Introduction of the cascading principle of biomass use – proposals of the European Commission


Expert analysis of the changes that are likely to be made in the nearest future by the RED II Directive. We tell in more detail about the cascading principle of biomass use. 

It will be recalled that the European Commission has published proposals to amend the RED II Directive. The overall objectives of the revision of REDII are to achieve an increase in the use of energy from renewable sources by 2030, to foster better energy system integration, and to contribute to climate and environmental objectives including the protection of biodiversity, thereby addressing the intergenerational concerns associated with global warming and biodiversity loss. Read about the innovations that include strengthening the targets for RES, as well as the requirements for sustainable use of forest biomass in the EU in the previous article.

The essence of the principle

The cascading principle of biomass use assumes that energy from biomass is produced in a way that minimizes excessive destructive effects on the biomass market and harmful effects on biodiversity.

In line with the cascading principle, woody biomass should be used according to its highest economic and environmental added value in the following order of priorities:

  1. Wood-based products.
  2. Extending their service life.
  3. Re-use.
  4. Recycling.
  5. Bioenergy.
  6. Disposal.

No later than one year after [the entry into force of this amending Directive], the Commission shall adopt a delegated act in accordance with Article 35 on how to apply the cascading principle for biomass, in particular on how to minimize the use of quality roundwood for energy production, with a focus on support schemes and with due regard to national specificities.

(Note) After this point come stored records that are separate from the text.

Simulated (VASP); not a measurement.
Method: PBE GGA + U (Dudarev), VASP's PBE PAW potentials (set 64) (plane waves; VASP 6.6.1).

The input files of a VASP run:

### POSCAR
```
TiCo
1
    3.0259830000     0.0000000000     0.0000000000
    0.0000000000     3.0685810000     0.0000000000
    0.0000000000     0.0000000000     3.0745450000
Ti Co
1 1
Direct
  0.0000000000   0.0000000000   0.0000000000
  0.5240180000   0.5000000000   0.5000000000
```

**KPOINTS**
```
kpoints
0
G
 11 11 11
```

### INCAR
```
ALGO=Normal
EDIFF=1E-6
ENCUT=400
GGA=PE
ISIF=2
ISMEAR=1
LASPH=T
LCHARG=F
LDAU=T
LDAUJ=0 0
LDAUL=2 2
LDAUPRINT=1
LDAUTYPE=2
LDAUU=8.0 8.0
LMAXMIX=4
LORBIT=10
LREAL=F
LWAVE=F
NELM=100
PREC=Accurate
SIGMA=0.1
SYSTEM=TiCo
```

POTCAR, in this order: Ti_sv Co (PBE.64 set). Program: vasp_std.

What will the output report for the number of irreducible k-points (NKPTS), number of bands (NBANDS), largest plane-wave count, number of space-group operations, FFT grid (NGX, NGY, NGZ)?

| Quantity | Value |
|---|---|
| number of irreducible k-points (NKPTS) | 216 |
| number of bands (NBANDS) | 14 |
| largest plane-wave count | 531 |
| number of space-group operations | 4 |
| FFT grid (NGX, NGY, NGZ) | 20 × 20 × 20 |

The Member States shall take measures to ensure that energy from biomass is produced in a way that minimizes undue distortive effects on the biomass raw material market and harmful impacts on biodiversity. That’s why as part of the measures referred to in the document Member States shall grant no support for:

  • the use of sawlogs, veneer logs, stumps, and roots to produce energy.
  • the production of renewable energy produced from the incineration of waste if the separate collection obligations laid down in Directive 2008/98/EC have not been complied with.

From 31 December 2026, and without prejudice to the obligations in the first subparagraph, Member States shall grant no support to the production of electricity from forest biomass in electricity-only-installations, unless such electricity meets at least one of the following conditions:

  • it is produced in a region identified in a territorial just transition plan approved by the European Commission, in accordance with Regulation (EU) 2021/… of the European Parliament and the Council establishing the Just TransitionFund due to its reliance on solid fossil fuels, and meets the relevant requirements set in Article 29(11);
  • it is produced applying Biomass CO2 Capture and Storage and meets the requirements set in Article 29(11), second subparagraph.

By 2026 the Commission shall present a report on the impact of the Member States’ support schemes for biomass, including on biodiversity and possible market distortions, and will assess the possibility for further limitations regarding support schemes to forest biomass.